Complicating the task force’s job was the fact that information on what exactly happened in Japan is, “unavailable, unreliable or ambiguous because of damage to equipment at the site and because the Japanese response continues to focus on actions to stop the ongoing radioactive release.”
The few things they know for sure about the Fukushima Daiichi accident is that hardened vents on the reactors were difficult to operate causing buildup of hydrogen gas that eventually led to explosions at the reactors. The disaster also brought to light the issue of spent fuel pools — the spent fuel at a nuclear power plant usually accounts for more radioactive material than is in the reactors. At Fukushima Daiichi, their water flow was insufficient and they had a hard time keeping that spent fuel cool and stable. Also, it was noticed that many plants lack a clear safety plan in case of a complex disaster.

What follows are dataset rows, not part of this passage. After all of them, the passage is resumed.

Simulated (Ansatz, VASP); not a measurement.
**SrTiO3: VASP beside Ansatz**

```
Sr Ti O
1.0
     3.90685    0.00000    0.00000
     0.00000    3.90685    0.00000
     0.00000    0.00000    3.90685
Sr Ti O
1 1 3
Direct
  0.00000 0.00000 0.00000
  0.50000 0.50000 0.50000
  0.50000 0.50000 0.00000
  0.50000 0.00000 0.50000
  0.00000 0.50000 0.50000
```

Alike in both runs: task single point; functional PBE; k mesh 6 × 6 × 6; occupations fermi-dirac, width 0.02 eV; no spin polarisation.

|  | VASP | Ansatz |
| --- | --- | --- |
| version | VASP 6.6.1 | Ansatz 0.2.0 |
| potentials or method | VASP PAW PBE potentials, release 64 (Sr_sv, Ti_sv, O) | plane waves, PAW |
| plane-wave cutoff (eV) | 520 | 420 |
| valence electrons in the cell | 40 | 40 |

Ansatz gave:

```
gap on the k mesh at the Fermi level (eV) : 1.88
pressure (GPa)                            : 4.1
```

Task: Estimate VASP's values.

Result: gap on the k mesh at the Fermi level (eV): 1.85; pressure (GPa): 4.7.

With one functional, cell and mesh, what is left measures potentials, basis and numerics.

As with the Deepwater Horizon disaster in the gulf, this task force finished their mission with a poor review of government inspections and regulation of safety measures at nuclear plants. Luckily though, in this case, a disaster could be prevented on our country’s soil if new regulations are written and followed. In addition to recommending the strengthening of safety measures that should already be in place, the task force has pointed out the necessity for designing better water flow systems, operational vents for hydrogen release and plans for simultaneous problems at adjacent reactors. A five-member commission will take a look at this report early next week — which the Nuclear Regulatory Commission sees as a quick first look at our nuclear situation — to decide on what steps to take to ensure that nuclear power generation in the United States stays as safe as possible.